1Sa 2:22-23 Now Eli was very old; and he heard all that his sons were doing to all Israel, and how they lay with the women who served at the doorway of the tent of meeting. (23) He said to them, “Why do you do such things, the evil things that I hear from all these people?
Eli’s sons were extremely wicked, so much so that eventually the Lord killed them. But this evil had gone on for a long, long time. Even here in his old age, Eli still didn’t take the action God required of him. He weakly said, “Why do you boys do such things?” Eventually, the Lord severely rebuked Eli:
1Sa 2:29 ‘Why do you kick at My sacrifice and at My offering which I have commanded in My dwelling, and honor your sons above Me, by making yourselves fat with the choicest of every offering of My people Israel?’
Eli was guilty. He actually had been participating in their sins because he was honoring his sons above the Lord.
Now there are some parallels here which we ourselves need to face up to. When we are in a relationship of some type (marriage, friendship, etc) with a RASN (reviler, abuser, sociopath, narcissist), we most often pretend. By this, I mean that we overlook, we deny, we assume, we excuse. I have done this far more often than I would like to admit and I bet most of you have too.
Now, there may well have also been elements of commendable motives in this pretending (ie, pretending that things aren’t so bad or that the red flags are imaginary) – commendable motives such as patience, love, forgiveness, and so on. But when the problem exists because we are dealing with a RASN, this all becomes pretending. Living a fiction – a lie, if you will. So, why is this? Why do we pretend?
I can tell you why I have pretended in the past – 1) I was naive as to the nature of evil – and this evil is so deceptive I didn’t see it, 2) I didn’t want to believe the person was a RASN, 3) I almost subconsciously realized that to confront the person would result in a blowup, a war – because RASN’s are always sending out wavelengths of “don’t ever cross me or say anything negative about me, or else,” 4) there were benefits to the relationship which would certainly dissolve if I didn’t keep up the pretense, 5)…….you can probably add to the list yourself.
It is not an easy thing to admit that a person who we believed was our friend, who we thought loved us, and who we depended upon for many things, is in fact wicked. A counterfeit. That the “love” was just a fiction and that if we confront the person with the evidence we have been ignoring for a long time, we are going to suffer great loss. Loss of friendship. Loss of perhaps even custody of children. Loss of our job. Loss of friendships of other people.

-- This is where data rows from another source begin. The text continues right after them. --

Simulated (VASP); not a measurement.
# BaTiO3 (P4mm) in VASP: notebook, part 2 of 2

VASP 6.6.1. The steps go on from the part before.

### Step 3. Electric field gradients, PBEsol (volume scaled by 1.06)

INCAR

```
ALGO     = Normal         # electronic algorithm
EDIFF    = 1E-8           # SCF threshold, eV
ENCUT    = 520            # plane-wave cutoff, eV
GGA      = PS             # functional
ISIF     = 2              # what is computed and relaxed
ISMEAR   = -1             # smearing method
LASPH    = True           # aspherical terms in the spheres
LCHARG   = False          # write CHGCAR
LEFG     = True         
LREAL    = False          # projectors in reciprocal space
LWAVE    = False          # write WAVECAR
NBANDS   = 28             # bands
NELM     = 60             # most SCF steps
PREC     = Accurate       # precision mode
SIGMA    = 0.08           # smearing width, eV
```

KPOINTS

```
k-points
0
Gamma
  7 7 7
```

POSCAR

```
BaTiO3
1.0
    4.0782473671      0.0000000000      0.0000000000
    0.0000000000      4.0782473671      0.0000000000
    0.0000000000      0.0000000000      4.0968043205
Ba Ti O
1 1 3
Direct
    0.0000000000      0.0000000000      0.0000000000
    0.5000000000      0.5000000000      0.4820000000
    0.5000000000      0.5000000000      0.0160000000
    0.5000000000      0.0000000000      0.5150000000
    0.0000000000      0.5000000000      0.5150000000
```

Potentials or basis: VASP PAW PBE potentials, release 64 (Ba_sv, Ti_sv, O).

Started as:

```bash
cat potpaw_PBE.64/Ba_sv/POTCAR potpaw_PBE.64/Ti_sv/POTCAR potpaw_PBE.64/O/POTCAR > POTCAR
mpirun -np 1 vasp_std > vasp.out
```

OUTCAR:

So is it any wonder that we pretend? Eli knew, and yet he pretended. And in the end he and his sons perished. Eli participated in his sons’ sin. I have known pastors’ wives who chose to pretend rather than to confront the hypocrisy and abuse of their husband. In so doing, they eventually become participants in the hypocrisy.
I have been guilty of this kind of pretending in years past. I have not said, for example, “you are trespassing in my life. You are violating the boundaries of my personhood by trying to have power and control which you have no right to.” With the Lord’s help, I do not intend to keep doing that.